← Back to context

Comment by p1esk

6 days ago

The big thing is that sparse models allow you to train models with significantly larger dimensionality, blowing up the dimensions several orders of magnitudes.

Do you have any evidence to support this statement? Or are you imagining some not yet invented algorithms running on some not yet invented hardware?

Sparse matrices can increase in dimension while keeping the same number of non-zeroes, that part is self evident. Sparse weights models can be trained, you probably are already aware of RigL and SRigL, there is similar other related work on unstructured and structured sparse training. You could argue that those adapt their algorithm to be executable on GPUs and that none are training at x100 or x1000 dimensions. Yes, that is the part that requires access to sparse compute hardware acceleration, which exists as prototypes [1] or are extremely expensive (Cerebras).

[1] https://dl.acm.org/doi/10.1109/MM.2023.3295848

  • Unstructured sparsity cannot be implemented in hardware efficiently if you still want to do matrix multiplication. If you don’t want to do matrix multiplication you first need to come up with new algorithms, tested in software. This reminds me of what Numenta tried to do with their SDRs - note they didn’t quite succeed.

    • > Unstructured sparsity cannot be implemented in hardware efficiently if you still want to do matrix multiplication.

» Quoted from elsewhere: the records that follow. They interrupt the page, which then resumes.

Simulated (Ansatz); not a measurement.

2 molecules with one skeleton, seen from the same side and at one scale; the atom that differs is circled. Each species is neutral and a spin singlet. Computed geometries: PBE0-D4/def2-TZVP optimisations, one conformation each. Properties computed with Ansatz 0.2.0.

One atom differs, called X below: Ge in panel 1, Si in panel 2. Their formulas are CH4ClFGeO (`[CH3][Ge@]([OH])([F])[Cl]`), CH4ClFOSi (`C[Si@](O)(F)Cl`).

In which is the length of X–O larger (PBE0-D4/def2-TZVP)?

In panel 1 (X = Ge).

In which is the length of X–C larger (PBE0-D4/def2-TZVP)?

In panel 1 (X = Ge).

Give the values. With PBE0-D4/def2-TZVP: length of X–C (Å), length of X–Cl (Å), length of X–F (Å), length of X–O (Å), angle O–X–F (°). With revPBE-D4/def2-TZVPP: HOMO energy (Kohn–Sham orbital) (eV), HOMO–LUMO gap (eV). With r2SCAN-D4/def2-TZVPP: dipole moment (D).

      Hard disagree. It certainly is a magnitude harder to design hardware for sp x sp MM, yes; it requires a paradigm shift to do sparse compute efficiently, but there are hardware architectures both in research and commercially available that do it efficiently. The same kind of architecture is needed to scale op graph compute. You see solutions at the smaller scale in FPGA and reconfigurable/dataflow accelerators, larger scale in Intel's PIUMA and Cerebras. I've been involved in co-design work of Graphblas on the software side and one of the aforementioned hardware platforms: the main issue with developing SpMSpM hardware lies more with the necessary capital and engineering investments being prioritized to current frontier AI model accelerators, not because of lack of proven results.